British journalist Henry Morton Stanley who wrote glowingly about the British “victory” at Maqdala corroborated Markham’s account of the events. In the 1874 book, “Coomassie And Magdala: The Story Of Two British Campaigns In Africa” (reprinted in 2009) Stanley wrote of the scene where the Emperor’s desecrated body lay: “mob, indiscriminate of officers and men, rudely jostling each other in the endeavour to get possession of a small piece of Theodore’s blood-stained shirt. No guard was placed over the body until it was naked, nor was the slightest respect shown it. It lay subjected to the taunts and the jests of the brutal-minded”.   These good British Christian soldiers swarmed the area and looted not only the Emperor’s treasury but also the Christian church of Medhane Alem, including its store house, “constituting a gross act of sacrilege”.

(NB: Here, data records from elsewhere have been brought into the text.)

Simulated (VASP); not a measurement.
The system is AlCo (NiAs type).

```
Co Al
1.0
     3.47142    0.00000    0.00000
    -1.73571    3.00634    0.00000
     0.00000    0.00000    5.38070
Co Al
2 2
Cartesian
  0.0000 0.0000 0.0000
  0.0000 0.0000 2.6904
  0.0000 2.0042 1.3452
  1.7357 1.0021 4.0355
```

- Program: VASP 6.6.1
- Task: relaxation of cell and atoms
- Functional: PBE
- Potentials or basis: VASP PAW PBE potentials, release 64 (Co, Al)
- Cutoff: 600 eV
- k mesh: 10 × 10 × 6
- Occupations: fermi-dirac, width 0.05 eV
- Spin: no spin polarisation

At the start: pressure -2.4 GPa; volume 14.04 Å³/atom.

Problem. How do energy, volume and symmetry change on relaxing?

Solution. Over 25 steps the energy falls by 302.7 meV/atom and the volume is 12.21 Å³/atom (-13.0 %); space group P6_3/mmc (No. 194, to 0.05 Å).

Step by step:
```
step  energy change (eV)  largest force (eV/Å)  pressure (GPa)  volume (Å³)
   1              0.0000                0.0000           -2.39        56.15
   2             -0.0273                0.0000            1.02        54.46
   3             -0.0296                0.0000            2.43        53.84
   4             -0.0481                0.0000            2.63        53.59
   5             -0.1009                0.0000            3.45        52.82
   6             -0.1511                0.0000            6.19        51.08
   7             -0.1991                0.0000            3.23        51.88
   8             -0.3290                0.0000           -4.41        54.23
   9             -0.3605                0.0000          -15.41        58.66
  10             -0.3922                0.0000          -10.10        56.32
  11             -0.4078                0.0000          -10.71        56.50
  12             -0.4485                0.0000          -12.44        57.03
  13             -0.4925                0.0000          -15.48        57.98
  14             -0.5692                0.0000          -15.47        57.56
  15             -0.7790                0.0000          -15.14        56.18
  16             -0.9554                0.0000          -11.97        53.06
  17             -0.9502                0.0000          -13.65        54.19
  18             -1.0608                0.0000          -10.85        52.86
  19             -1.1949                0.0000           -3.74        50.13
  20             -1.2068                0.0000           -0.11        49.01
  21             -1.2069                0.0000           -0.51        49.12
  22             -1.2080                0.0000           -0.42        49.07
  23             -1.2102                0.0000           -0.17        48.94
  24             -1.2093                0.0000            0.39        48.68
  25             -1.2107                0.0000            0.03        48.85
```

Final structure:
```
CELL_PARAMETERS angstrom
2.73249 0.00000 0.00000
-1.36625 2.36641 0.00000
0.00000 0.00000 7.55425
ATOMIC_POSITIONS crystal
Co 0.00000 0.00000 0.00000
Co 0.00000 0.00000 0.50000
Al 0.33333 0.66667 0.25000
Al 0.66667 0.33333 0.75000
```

Describing the scene of the British soldiers dividing the property they looted from the Ethiopians Stanley wrote: “The perambulatory roll of the drum which in all well governed and systematically military encampments announces a new move or new event, assembled all the officers and crowds of on-lookers around the piled trophies of Magdala which covered half an acre of ground. Fathoms of finest carpets of all countries were spread about, and all the paraphernalia of a thousand churches glittered in the morning sunlight.”   Stanley described the British soldiers at the scene who were covetously waiting to take some of the loot back to Britain in this manner: “and jostling each other in the characteristic confusion of mobs (and the most belligerent mob in the world is an English one)”.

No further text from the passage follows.